The ‘Rape of Belgium’ Revisited

Image taken from ‘Scraps of Paper: German Proclamations in Belgium and France’ (1916), available at No known copyright.

The above image is an extract from a proclamation by the German General Otto von Emmich, distributed widely in Belgium in the autumn of 1914 as the German army crossed the tiny nation’s borders and began its slow march south.  The declaration it makes is rather incredible:

It is to my very great regret that the German troops find themselves compelled to cross the Belgian frontier.  They are acting under the constraints of an unavoidable necessity, Belgium’s neutrality having been violated by French officers who, in disguise, crossed Belgian territory by motor-car in order to make their way into Germany.

It goes on to insist that the Belgian people should look upon the soldiers of the German army as “the best of friends,” that those soldiers would “pay in gold” for anything requisitioned by that army in the course of its uneventful passage through Belgium, and closes with von Emmich’s “formal pledges to the Belgian population that it will have nothing to suffer from the horrors of war.”  The document carries an ominous tone throughout, however; the reader is coolly informed that von Emmich “hope[s] the German army of the Meuse will not be forced to fight you,” and that any Belgian destruction of their own bridges, tunnels and railways “will have to be looked upon as hostile acts.”  The Belgian reader could be forgiven, perhaps, for looking upon the above assurances with a degree of skepticism.
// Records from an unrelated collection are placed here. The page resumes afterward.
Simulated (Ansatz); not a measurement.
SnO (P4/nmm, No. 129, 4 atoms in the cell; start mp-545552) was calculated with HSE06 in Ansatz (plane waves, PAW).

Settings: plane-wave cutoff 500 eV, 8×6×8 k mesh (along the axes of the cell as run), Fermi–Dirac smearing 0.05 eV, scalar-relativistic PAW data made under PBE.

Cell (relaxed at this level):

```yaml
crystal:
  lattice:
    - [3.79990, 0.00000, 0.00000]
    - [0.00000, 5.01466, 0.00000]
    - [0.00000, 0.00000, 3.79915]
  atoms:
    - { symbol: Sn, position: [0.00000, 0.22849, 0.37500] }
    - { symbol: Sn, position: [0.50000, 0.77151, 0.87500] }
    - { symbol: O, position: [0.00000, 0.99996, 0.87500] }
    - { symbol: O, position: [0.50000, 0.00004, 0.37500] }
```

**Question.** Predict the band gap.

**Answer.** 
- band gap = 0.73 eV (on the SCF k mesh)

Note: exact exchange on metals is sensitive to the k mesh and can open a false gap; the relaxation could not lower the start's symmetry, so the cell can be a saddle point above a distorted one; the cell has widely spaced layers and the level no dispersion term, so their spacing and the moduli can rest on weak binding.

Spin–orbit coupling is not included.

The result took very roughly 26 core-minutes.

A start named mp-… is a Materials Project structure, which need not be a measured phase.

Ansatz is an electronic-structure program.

This skepticism was more than borne out by the course of events.

On August 4th, 1914, the German army began crossing the border into Belgium.  The Belgians, understandably unwilling to allow such a thing to occur without offering firm protest, chose to stand and fight.  Bridges were indeed destroyed.  Roads were blocked.  Barricades were put up — and, while the nation’s small and ill-equipped army could not hope to defeat the German invaders, it did manage to slow them down to such an extent that the carefully drafted timetables of the planned invasion had to be rewritten from scratch, and the British Expeditionary Force was able to arrive in time to further delay the attempted conquest of Belgium and passage into France.  In an abstract sense, the First Battle of the Marne was won in the fields outside of Liège.

When the dust had settled, only a small sliver of Belgium south of the inundated Yser remained free — the rest of the kingdom, including the great cities of Namur, Liège, Antwerp, and the capital Brussels, had been taken.  The popular Belgian King, Albert I, remained at liberty and in command of the ~150,000-strong army that held the ground from Nieuwpoort through to Ypres.

One of F.H. Townsend’s ‘Punch’ cartoons from 1914 depicts the young Belgium asserting his rights. This image taken from Wikimedia Commons.

All of this is fairly straightforward, but a peculiar thing has happened when it comes to the popular Anglo-American memory of the events that transpired in Belgium during the autumn of 1914: once the narrative of the war reaches the establishment of the trench system and the commencement of the long-standing stalemate that is viewed as such an essential aspect of the war in the West, Belgium and its people seem to vanish from the story entirely.  Why might this be?

The answer to this question likely involves the troubled history of “propaganda” and its complex role in the war.  A longer post on some other day will address this matter more fully, but in the meantime let it suffice to say that a great deal of propagandistic hay was made of the sufferings of Belgium in the war’s early stages — especially by British journalists, statesmen and public intellectuals.  The most notorious example of this is likely the Bryce Report (or, more extensively, the Report of the Committee on Alleged German Outrages), first released in 1915.  The report has long been a bête noire for those cultural historians examining popular attitudes during the war, it having been concluded by some very emphatic commentators in the 1920s and 1930s (such as Arthur Ponsonby in Falsehood in War-Time and Irene Cooper Willis in England’s Holy War) that the Report was simply a tissue of lies.  Modern research, as we shall see, has confirmed that the Report’s conclusions were substantially correct.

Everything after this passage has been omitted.